4 Shaking table test of large-scale bridge
4.1 Experimental setup
A shaking table test of a large-scale (1:40) steel box basket-handle arch bridge model was conducted in February 2022 at the Beijing University of Technology. VDDMS was used to monitor multiple points on the model bridge under various seismic excitations. As shown in Fig. 9, the bridge model features a main span of 7500 mm, two side spans of 1250 mm each, and is supported by 24 stay cables.
The shaker system consists of six small shakers with dimensions of 1 × 1 m. Table 3 provides details of the seismic excitation input scenarios used in the experiment, including the type of excitation, peak ground acceleration, and direction. Three LDS and accelerometers were installed at specific locations on the bridge model to measure longitudinal displacements. The response of the bridge model to seismic vibration was captured using the Panasonic Lumix DMC-FZ2500 camera, which is an entry-level consumer camera. The camera, positioned approximately 12 m away from the bridge model, was not precisely adjusted and had a noticeable tilt angle. The captured video had a resolution of 3840 × 2160 pixels and a frame rate of 30 fps, covering the vibration modes of most civil engineering structures.

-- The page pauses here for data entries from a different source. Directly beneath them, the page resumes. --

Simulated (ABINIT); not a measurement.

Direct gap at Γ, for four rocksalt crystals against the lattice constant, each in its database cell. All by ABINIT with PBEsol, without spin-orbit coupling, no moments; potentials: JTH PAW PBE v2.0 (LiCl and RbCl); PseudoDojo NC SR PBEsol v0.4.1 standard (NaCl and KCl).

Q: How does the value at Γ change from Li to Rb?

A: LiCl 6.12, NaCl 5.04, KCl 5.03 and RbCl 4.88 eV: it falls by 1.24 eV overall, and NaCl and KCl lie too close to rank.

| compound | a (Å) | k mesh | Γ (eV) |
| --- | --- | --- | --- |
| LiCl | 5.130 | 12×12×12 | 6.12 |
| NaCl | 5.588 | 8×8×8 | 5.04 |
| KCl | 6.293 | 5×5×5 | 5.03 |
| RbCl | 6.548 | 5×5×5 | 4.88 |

A complete camera calibration process was adopted in this experiment. The intrinsic and distortion parameters of the Panasonic Lumix DMC-FZ2500 camera were determined in advance by analyzing checkerboard images from different locations and orientations. The camera’s focal length was locked, and the extrinsic parameters were determined by using four pairs of 2D-to-3D points. The distances between these control points were obtained from field measurements. A world coordinate system was established, with the X-axis aligned along the bridge span direction and the Y-axis in the vertical direction. Initial templates, sized 51 × 51 pixels, were selected near the LDS measurement points (T1: mid-span of the bridge, T2: top of the arch rib, T3: 1/4 height of the arch rib), as show in Fig. 10. These templates captured the natural texture features on the structural surface. All pixel points within the templates are on the same plane and share a common motion trajectory.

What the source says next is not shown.